BERLIN (AP) ? For nearly 30 years, the Berlin Wall was the hated symbol of the division of Europe, a gray, concrete mass that snaked through neighborhoods, separating families and friends. On Wednesday, it took hundreds of police to guarantee the safe removal of 15 feet (less than 5 meters) of what's left of the wall.

Construction crews, protected by about 250 police, hauled down part of the three-quarter of a mile (1.3-kilometer) strip of the wall before dawn to provide access to a planned luxury apartment complex overlooking the Spree River.

Even though most of the strip remains intact, the move angered many Berliners, who believe that developers are sacrificing history for profit.

The site, known as the East Side Gallery, has become a major tourist attraction, painted by 120 artists with colorful scenes along the gray concrete tiles.

It is the longest remaining portion of the 96-mile (155-kilometer) wall that surrounded Western-occupied West Berlin from 1961 until the peaceful revolution against the communist East German government in 1989. At least 136 people were killed trying to escape over the wall.
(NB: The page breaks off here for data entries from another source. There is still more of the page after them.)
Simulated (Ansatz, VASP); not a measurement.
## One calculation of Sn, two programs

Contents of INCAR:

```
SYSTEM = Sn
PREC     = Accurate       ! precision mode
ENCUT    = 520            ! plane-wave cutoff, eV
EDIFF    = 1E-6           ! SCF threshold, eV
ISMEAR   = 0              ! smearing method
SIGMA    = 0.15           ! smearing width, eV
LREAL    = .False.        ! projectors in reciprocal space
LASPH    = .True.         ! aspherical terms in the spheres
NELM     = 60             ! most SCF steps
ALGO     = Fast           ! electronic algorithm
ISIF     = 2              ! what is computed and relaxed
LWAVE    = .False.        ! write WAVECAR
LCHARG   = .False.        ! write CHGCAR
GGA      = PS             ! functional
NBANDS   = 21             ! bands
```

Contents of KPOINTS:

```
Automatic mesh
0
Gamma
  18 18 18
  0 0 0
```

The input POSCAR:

The flap over the future of the East Side Gallery flared last month with the announcement that developers wanted to tear away part of the wall. The announcement triggered a series of protests, including one attended by American celebrity David Hasselhoff.

Hasselhoff is remembered here fondly for his song "Looking for Freedom" that became the unofficial anthem of the 1989 revolution.

"It's like tearing down an Indian burial ground," Hasselhoff said during the March 17 protest. "It's a no-brainer."

After the protests, demolition work was suspended while local politicians and the investors looked for alternative access to the apartment site, located in the heart of the German capital.

When no other access route could be found, the main investor, Maik Uwe Hinkel, decided to resume the project. Work began at 5 a.m. Wednesday when few people were out on the streets.

In an emailed statement, Hinkel said the removal of parts of the wall was a temporary move to enable trucks to access the building site. He said that after four weeks of fruitless deliberations with city officials and owners of adjacent property, he was no longer willing to wait.

As word of the demolition spread, small crowds of Berliners turned out to watch although no one sought to block the effort.

"I can't believe they came here in the dark in such a sneaky manner," said Kani Alavi, the head of the East Side Gallery's artists' group. "All they see is their money. They have no understanding for the historic relevance and art of this place."

The irony of Berliners trying to preserve part of what was once a hated symbol of repression reflects a growing public belief that the German capital needs to preserve symbols of its past ? both the good and the bad ? for future generations.

Much of Adolf Hitler's capital was destroyed by Allied bombing and the 1945 Soviet ground assault that ended World War II in Europe.

With the end of the Cold War, however, Germans have worked to preserve other sites, including those that do not flatter the country.

A museum to Nazi atrocities has been built over the site of Gestapo headquarters. Tourists can wander through dungeon-like prisons operated by the Soviets and the East German secret police ? as well as underground complexes built in the west of the city to protect civilians against nuclear attack.

It's all designed to allow new generations to understand the painful history behind a country that is now Europe's economic powerhouse.

"The Berlin Wall is the most significant symbol of the division of Berlin," said Maria Nooke, the deputy director of the Berlin Wall Foundation. "On the one hand it illustrates the repression in East Germany, on the other hand it symbolizes how Germans peacefully overcame that repression."

It took years for Berliners ? both easterners and westerners ? to develop such feelings for the wall.

"After a while, there was a growing need to deal with that part of history and to preserve it for future generations," Nooke said.

In an effort to give visitors and Berliners a taste of life in a divided city, a 70-meter (-yard) stretch of the wall on Bernauer Strasse was restored to its original state, including an East German watchtower from which guards would shoot at people trying to scale the structure.

The East Side Gallery was recently restored at a cost of more than 2 million euros ($3 million) to the city. It is now covered in colorful murals painted by about 120 artists.

Scenes include the famous image of a boxy East German Trabant car that appears to burst through the wall; and a fraternal communist kiss between Soviet leader Leonid Brezhnev and East German boss Erich Honecker.

"I heard it on the radio, so I quickly took my son to nursery school and then came here," said Jana Voigt, a kindergarten teacher who grew up in East Berlin. "I feel so betrayed that they tore down that piece of the wall while I was asleep. They knew that so many Berliners don't want the wall to be touched."

She said part of the wall needs to be protected for future generations "in order to understand what happened here."

Karl-Heinz Richter was a 17-year-old teenager when he tried to escape from East Berlin three years after the wall was erected. His escape failed and he was jailed.

"What you see happening now is capitalism in its purest form: it's all about money and power, history doesn't matter anymore. That's disgusting." he said. "For me the wall is a holy site. I'm outraged that they would even dare to touch it."